‘Creed III’ offers just a couple knockout punches

Adonis “Donnie” Creed doesn’t walk with a swagger, but he wears his tight-fitting casually expensive clothes as if he might. Exiting the boxing academy he owns, he sees a shabbily dressed heavy-set man in a hoodie leaning against his car. Donnie is warily cheerful: he wants the man to know he will fight him if it comes to it. But no — it’s Dame, an old buddy jailed for years and whom Donnie hasn’t seen since they were kids in 2002. They exchange pleasantries. For old times sake and, worse, pity, Donnie invites him to lunch at a greasy spoon. The cheeseburgers and banter do not dispel the wariness. Dame, in awe of Donnie’s money and power, grins like a man who thinks they should have traded places; Donnie for his part tries to squeeze the condescension out of his voice, wants to signal openness about re-animating their friendship under different terms.

I wrote at length about this riveting scene, which occurs a quarter into Creed III, because so rare is it to watch an American film — the third in a series of post-Rocky films and the #1 box office attraction this weekend — pay such attention to male-male relations. Competition, vanity, and love are incompatible, it suggests, but the effort persists anyway. If Michael B. Jordan never directs a film again after this debut, he can blush with pride about this sequence. And Jonathan Majors, who plays Dame, is up to it. I haven’t seen anything like it since the reunion of Chiron and Kevin in Moonlight, although that relationship depended on the memory of brief erotic fulfillment while Donnie and Dame suggest no queerness. The sequence’s fulfillment occurs in Creed III‘s closing minutes when during the post-fight denouement in the locker room a look pregnant with regret passes between them.

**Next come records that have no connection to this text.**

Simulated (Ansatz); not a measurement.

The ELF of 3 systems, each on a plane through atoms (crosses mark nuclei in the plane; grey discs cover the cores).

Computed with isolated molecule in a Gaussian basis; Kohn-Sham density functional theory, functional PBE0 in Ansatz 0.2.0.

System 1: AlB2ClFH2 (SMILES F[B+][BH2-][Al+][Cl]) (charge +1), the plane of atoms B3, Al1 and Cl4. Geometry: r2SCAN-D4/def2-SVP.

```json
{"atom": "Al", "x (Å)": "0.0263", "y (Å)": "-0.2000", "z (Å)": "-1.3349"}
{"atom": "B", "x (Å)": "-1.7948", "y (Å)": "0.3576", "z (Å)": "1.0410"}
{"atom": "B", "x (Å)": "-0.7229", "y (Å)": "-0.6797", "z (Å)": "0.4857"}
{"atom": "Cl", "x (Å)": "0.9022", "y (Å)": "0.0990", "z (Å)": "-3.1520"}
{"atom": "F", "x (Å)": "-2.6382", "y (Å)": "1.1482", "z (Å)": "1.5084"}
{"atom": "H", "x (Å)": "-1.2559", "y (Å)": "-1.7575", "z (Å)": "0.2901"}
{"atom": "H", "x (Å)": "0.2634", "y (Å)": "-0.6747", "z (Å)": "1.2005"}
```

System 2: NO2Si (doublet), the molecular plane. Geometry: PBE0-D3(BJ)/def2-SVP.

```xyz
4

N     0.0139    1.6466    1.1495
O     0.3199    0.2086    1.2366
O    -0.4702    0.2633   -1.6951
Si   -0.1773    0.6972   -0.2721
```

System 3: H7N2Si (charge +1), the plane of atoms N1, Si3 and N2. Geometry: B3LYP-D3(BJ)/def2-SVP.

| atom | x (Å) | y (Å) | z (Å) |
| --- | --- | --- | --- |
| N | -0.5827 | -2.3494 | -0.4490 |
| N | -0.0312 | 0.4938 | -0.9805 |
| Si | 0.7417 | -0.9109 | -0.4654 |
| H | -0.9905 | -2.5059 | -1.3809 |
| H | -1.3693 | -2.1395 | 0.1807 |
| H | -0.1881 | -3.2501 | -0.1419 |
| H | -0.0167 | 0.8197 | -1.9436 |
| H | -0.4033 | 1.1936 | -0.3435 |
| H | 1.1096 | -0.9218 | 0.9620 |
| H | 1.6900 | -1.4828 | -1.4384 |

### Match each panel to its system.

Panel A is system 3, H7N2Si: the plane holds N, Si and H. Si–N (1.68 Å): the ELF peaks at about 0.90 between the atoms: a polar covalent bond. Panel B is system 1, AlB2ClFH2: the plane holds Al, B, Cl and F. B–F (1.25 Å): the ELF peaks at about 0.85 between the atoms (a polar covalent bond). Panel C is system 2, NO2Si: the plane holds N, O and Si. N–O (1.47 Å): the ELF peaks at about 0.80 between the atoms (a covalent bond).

The movie needs those sequences. The rest of it is entertaining balderdash. And when I write “balderdash” I mean “two people are credited with an incoherent script.” No one who pays $15 to watch Creed III goes for narrative cleanness or surprises; they probably don’t pay for the complexity I explained earlier. But Keenan Coogler and Zach Baylin doesn’t bother clarifying how Dame, out of shape and an ex-con, would just qualify for the heavyweight championship fight against Donnie’s up-and-comer (José Benavidez Jr.). Nor does it give Tessa Thompson much to do as Donnie’s wife Bianca besides utter platitudes like “You have to forgive yourself” after introducing her as a successful hook writer for R&B singers (Kehlani makes a brief marvelous appearance); she ended her career as a singer because of hearing problems. Now that would’ve been a terrific movie. In other instances Jordan’s direction is functional at best: slo-mo shots of beaded sweat coming off the body, that sort of thing, though the fight scenes retain their authenticity. I was more offended by hamhanded visual cues such as the close-up of a gun during the Donnie/Dame flashback (cue Chekhov line), or when after Donnie advises Mama (Phylicia Rashad) not to tempt another stroke with a second glass of wine she ups and dies of one before The Big Fight. To her credit, Rashad’s deathbed scene, ruthless in its tearjerking, is one of the best played I’ve seen in years. Give her more film roles, please.

Getting back into shape for The Big Fight at Dodger Stadium in what must be record time (he punches trees and does curls, but not even Tom Cruise pulled off in Top Gun: Maverick anything as awesome as Jordan pulling a single engine plane like a donkey with a cart) Donnie enters the ring armed with gloves and Zen koans supplied by his Yoda, Tony “Little Duke” Evers (Wood Harris), ready to reclaim his title. The ending is as foreordained as California sunshine. An actor as inquisitive as Jordan might have accepted this script as a challenge; now that he’s helmed a hit he should find other projects (the first Creed, directed by Ryan Coogler, was a fresh surpise). Hollywood needs Black directors who work this intuitively with their cast. Tim to hang up those gloves, Donnie.